Skip to main content

A python package for tabular deep learning with mamba blocks.

Project description

Mambular: Tabular Deep Learning with Mamba Architectures

You can find our paper Mambular: A Sequential Model for Tabular Deep Learning here.

Table of Contents

Introduction

Mambular is a Python package that brings the power of advanced deep learning architectures to tabular data, offering a suite of models for regression, classification, and distributional regression tasks. Designed with ease of use in mind, Mambular models adhere to scikit-learn's BaseEstimator interface, making them highly compatible with the familiar scikit-learn ecosystem. This means you can fit, predict, and evaluate using Mambular models just as you would with any traditional scikit-learn model, but with the added performance and flexibility of deep learning.

Features

  • Comprehensive Model Suite: Includes modules for regression, classification, and distributional regression, catering to a wide range of tabular data tasks.
  • State-of-the-Art Architectures: Leverages various advanced architectures known for their effectiveness in handling tabular data. Mambular models include powerful Mamba blocks Gu and Dao and can include bidirectional processing as well as feature interaction layers.
  • Seamless Integration: Designed to work effortlessly with scikit-learn, allowing for easy inclusion in existing machine learning pipelines, cross-validation, and hyperparameter tuning workflows.
  • Extensive Preprocessing: Comes with a powerful preprocessing module that supports a broad array of data transformation techniques, ensuring that your data is optimally prepared for model training.
  • Sklearn-like API: The familiar scikit-learn fit, predict, and predict_proba methods mean minimal learning curve for those already accustomed to scikit-learn.
  • PyTorch Lightning Under the Hood: Built on top of PyTorch Lightning, Mambular models benefit from streamlined training processes, easy customization, and advanced features like distributed training and 16-bit precision.

Models

Model Description
Mambular A sequential model using Mamba blocks Gu and Dao specifically designed for various tabular data tasks.
FTTransformer A model leveraging transformer encoders, as introduced by Gorishniy et al., for tabular data.
MLP A classical Multi-Layer Perceptron (MLP) model for handling tabular data tasks.
ResNet An adaptation of the ResNet architecture for tabular data applications.
TabTransformer A transformer-based model for tabular data introduced by Huang et al., enhancing feature learning capabilities.
MambaTab A tabular model using a Mamba-Block on a joint input representation described here . Not a sequential model.
TabulaRNN A Recurrent Neural Network for Tabular data. Not yet included in the benchmarks

All models are available for regression, classification and distributional regression, denoted by LSS. Hence, they are available as e.g. MambularRegressor, MambularClassifier or MambularLSS

Results

Detailed results for the available methods can be found here. Note, that these are achieved results with default hyperparameter and for our splits. Performing hyperparameter optimization could improve the performance of all models.

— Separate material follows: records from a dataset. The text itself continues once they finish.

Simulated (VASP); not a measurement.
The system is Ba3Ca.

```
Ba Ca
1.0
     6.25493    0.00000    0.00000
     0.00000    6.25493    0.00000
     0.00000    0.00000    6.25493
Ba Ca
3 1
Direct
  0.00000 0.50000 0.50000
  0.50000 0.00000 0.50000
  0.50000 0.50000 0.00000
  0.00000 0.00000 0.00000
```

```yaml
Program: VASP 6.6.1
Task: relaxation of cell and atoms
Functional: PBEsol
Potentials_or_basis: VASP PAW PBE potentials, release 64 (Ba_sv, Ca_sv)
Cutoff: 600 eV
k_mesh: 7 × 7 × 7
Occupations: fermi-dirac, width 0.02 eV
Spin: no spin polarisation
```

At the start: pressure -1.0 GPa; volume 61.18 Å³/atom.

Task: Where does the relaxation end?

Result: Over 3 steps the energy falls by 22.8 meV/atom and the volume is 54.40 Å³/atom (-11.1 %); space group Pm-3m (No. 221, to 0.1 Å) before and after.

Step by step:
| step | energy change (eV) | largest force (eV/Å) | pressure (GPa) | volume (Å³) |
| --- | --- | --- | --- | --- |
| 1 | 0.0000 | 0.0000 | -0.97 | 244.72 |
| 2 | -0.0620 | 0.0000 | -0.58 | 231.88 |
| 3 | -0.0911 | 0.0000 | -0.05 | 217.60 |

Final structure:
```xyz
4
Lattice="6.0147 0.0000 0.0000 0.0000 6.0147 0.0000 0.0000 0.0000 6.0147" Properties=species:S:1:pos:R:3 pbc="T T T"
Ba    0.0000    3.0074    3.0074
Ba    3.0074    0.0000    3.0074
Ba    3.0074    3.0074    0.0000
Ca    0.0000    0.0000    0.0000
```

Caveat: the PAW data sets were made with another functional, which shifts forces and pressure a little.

The average rank table over all models and all datasets is given here:

Model Avg. Rank
Mambular 2.083 ±1.037
FT-Transformer 2.417 ±1.256
XGBoost 3.167 ±2.577
MambaTab* 4.333 ±1.374
ResNet 4.750 ±1.639
TabTransformer 6.222 ±1.618
MLP 6.500 ±1.500
MambaTab 6.583 ±1.801
MambaTabT 7.917 ±1.187

Documentation

You can find the Mamba-Tabular API documentation here.

Installation

Install Mambular using pip:

pip install mambular

Usage

Preprocessing

Mambular simplifies the preprocessing stage of model development with a comprehensive set of techniques to prepare your data for Mamba architectures. Our preprocessing module is designed to be both powerful and easy to use, offering a variety of options to efficiently transform your tabular data.

Data Type Detection and Transformation

Mambular automatically identifies the type of each feature in your dataset and applies the most appropriate transformations for numerical and categorical variables. This includes:

  • Ordinal Encoding: Categorical features are seamlessly transformed into numerical values, preserving their inherent order and making them model-ready.
  • One-Hot Encoding: For nominal data, Mambular employs one-hot encoding to capture the presence or absence of categories without imposing ordinality.
  • Binning: Numerical features can be discretized into bins, a useful technique for handling continuous variables in certain modeling contexts.
  • Decision Tree Binning: Optionally, Mambular can use decision trees to find the optimal binning strategy for numerical features, enhancing model interpretability and performance.
  • Normalization: Mambular can easily handle numerical features without specifically turning them into categorical features. Standard preprocessing steps such as normalization per feature are possible.
  • Standardization: Similarly, standardization instead of normalization can be used to scale features based on the mean and standard deviation.
  • PLE (Periodic Linear Encoding): This technique can be applied to numerical features to enhance the performance of tabular deep learning methods by encoding periodicity.
  • Quantile Transformation: Numerical features can be transformed to follow a uniform or normal distribution, improving model robustness to outliers.
  • Spline Transformation: Applies piecewise polynomial functions to numerical features, capturing nonlinear relationships more effectively.
  • Polynomial Features: Generates polynomial and interaction features, increasing the feature space to capture more complex relationships within the data.

Handling Missing Values

Our preprocessing pipeline effectively handles missing data by using mean imputation for numerical features and mode imputation for categorical features. This ensures that your models receive complete data inputs without needing manual intervention. Additionally, Mambular can manage unknown categorical values during inference by incorporating classical tokens in categorical preprocessing.

Fit a Model

Fitting a model in mambular is as simple as it gets. All models in mambular are sklearn BaseEstimators. Thus the .fit method is implemented for all of them. Additionally, this allows for using all other sklearn inherent methods such as their built in hyperparameter optimization tools.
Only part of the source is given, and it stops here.